Al has significant potential to lead to economic growth. Used in production processes, AI systems bring automation, making processes smarter, faster, and cheaper, and therefore bringing savings and increased efficiency. AI can improve the efficiency and quality of existing products and services, and also generate new ones, thus leading to the creation of new markets. For this potential to be fully explored, there is a need to ensure that the economic benefits of AI are broadly shared at the level of the society, and that possible negative implications are adequately addressed.
One such possible implication is related to the disruptions that AI systems could bring on the labour market. Concerns are raised that automated systems will make some jobs obsolete, and lead to unemployment. There are also opposing views, according to which AI advancements will generate new jobs, which will compensate for those lost, without affecting the overall employment rates. All analysed documents call for further monitoring of job trends, to better understand the real risks and opportunities brought by AI. The EP draft report even goes one step further, looking into the implications of AI for the viability of social security systems.

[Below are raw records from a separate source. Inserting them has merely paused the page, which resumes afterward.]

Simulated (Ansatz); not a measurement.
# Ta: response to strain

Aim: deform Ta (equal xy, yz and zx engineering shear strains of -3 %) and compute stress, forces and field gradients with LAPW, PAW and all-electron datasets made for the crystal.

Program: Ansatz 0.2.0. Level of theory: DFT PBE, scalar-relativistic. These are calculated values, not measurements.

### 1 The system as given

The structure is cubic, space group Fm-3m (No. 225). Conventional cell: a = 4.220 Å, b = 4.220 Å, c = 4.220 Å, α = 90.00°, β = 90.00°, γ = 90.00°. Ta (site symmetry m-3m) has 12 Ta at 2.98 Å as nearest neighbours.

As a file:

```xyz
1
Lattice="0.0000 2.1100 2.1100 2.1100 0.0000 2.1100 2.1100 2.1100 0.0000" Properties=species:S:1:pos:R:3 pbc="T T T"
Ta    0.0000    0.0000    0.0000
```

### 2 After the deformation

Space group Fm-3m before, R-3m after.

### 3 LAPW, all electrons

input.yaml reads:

One common point in all four documents is the need to better adapt education and training systems to new digital skills requirements. The rapid growth of AI generates an increasing need for individuals to be equipped with the necessary skills allowing them not only to make use of AI technologies, but to contribute to their development. The US reports outline the need for actions aimed to increase ‘the size, quality, and diversity of the workforce’ in AI. The UK report calls for more governmental commitment towards addressing the broader digital skills crisis, and emphasises the fact that adapting the work force to the AI requirements does not mean only preparing the new generations, but also allowing the current work force to re-skill and up-skill itself. Calls are also made for governments to actively encourage more gender and racial diversity within the AI workforce.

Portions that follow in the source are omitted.